Real Function of Saudi Arabia’s Neolithic Monuments Exposed in New Research

Real Function of Saudi Arabia’s Neolithic Monuments Exposed in New Research

Since the 1970s, monumental stone structures now known as mustatils (previously known as ‘gates’) have been documented across Saudi Arabia. However, it was not until 2017 that the first intensive and systematic study of these enigmatic monuments was undertaken, although that study could not determine their precise function. Recent excavations in the town of Al Ula have now determined that these structures fulfilled a ritual purpose, with specifically selected elements of both wild and domestic species deposited around a betyl (‘house of the god’).

Main architectural features of a mustatil located 55 km east of the modern city of Al Ula in Saudi Arabia. Image credit: Kennedy et al., 10.1371/journal.pone.0281904.

Built around 7,000 years ago, mustatils are rectangular, low-walled, stone structures that range from 20 to 600 m in length. Mustatil is the Arabic for rectangle, plural has been anglicized to mustatils.

Since the 1970s, more than 1,600 mustatils have been documented across Saudi Arabia.

However, it was not until 2017 that the first intensive and systematic study of this structure type was undertaken by University of Western Australia’s Professor David Kennedy.

That study was based on remote sensing data and was focused primarily upon the Harrat Khaybar and areas to the east.

Due to the nature of the data-set, Professor Kennedy was unable to hypothesize a precise function for these enigmatic structures. However, subsequent studies based on ground survey and preliminary excavation data revealed that the mustatil served a ritual purpose during the Arabian Late Neolithic.

In 2018, under the auspices of the Royal Commission for Al Ula, the first mustatil was excavated by Wael Abu-Azizeh with Oxford Archaeology, with these excavations revealing offering chambers with in situ ritual faunal deposits.

Over the course of the 2019 and 2020 excavation seasons, Professor Kennedy and colleagues excavated another mustatil — which is 140 m long and is constructed from local sandstone — 55 km east of the modern city of Al Ula.

The researchers’ analysis included identification of 260 fragments of animal skulls and horns, primarily from domestic cattle, as well as from domestic goats, gazelle, and small ruminants.

Nearly all of these remains were clustered around a large upright stone interpreted to be a betyl.

Radiocarbon dating suggested that the betyl is one of the oldest identified in the Arabian Peninsula, and the bones provide some of the earliest evidence for domestication of cattle in the northern Arabia.

The archaeologists also uncovered evidence for several phases of offerings at the mustatil, as well as interment of an adult male human, suggesting that the site may have been the destination of repeated pilgrimages.

Taking all the new data into consideration, they suggest that ritualistic belief and economic factors were more closely intertwined for Neolithic people in northwest Arabia than previously thought, and that this entanglement was shared over a broad geographic area.

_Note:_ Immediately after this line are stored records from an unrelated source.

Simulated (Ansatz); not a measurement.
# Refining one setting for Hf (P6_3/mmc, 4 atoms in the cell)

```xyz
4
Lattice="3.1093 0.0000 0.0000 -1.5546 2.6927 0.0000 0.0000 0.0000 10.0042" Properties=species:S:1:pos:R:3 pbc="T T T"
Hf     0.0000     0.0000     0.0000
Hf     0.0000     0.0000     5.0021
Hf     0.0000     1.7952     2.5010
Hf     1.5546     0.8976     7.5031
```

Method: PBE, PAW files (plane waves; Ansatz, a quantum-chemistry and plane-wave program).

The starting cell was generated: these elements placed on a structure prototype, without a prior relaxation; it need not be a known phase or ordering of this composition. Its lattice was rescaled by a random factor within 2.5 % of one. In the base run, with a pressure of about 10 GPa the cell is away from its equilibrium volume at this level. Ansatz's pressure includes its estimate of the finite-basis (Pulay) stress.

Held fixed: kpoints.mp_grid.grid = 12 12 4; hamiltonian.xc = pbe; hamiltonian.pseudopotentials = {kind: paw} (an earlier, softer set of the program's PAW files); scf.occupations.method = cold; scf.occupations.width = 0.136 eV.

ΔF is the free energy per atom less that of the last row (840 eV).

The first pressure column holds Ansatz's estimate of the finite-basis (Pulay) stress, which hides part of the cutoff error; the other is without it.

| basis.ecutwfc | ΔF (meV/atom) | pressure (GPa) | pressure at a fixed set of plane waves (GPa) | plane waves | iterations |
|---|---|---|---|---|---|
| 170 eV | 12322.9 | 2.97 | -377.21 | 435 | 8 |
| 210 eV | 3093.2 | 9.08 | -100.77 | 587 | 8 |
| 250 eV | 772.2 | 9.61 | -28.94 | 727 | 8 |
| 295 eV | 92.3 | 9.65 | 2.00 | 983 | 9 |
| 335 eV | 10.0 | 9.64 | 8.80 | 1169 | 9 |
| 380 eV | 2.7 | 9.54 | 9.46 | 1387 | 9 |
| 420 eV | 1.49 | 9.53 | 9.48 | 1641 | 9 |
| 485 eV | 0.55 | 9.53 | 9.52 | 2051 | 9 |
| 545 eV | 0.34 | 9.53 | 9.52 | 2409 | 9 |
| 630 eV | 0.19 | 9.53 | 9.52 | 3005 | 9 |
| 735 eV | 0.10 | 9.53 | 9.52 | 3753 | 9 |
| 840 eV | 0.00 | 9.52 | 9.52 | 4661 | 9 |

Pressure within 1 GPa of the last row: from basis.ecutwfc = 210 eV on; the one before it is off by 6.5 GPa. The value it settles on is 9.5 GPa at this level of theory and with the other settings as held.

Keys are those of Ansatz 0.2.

“The ritual deposition of animal horns and upper cranial element within the mustatil suggests a profound intersection of belief and economic life-ways in the Late Neolithic of Northern Arabia,” they said.

“The incorporation of these two facets suggests a deeply rooted ideological entanglement, one which was shared over a vast geographic distance, indicating a far more interconnected landscape and culture than had previously been supposed for the Neolithic period in north-west Arabia.”

The findings appear online in the journal PLoS ONE.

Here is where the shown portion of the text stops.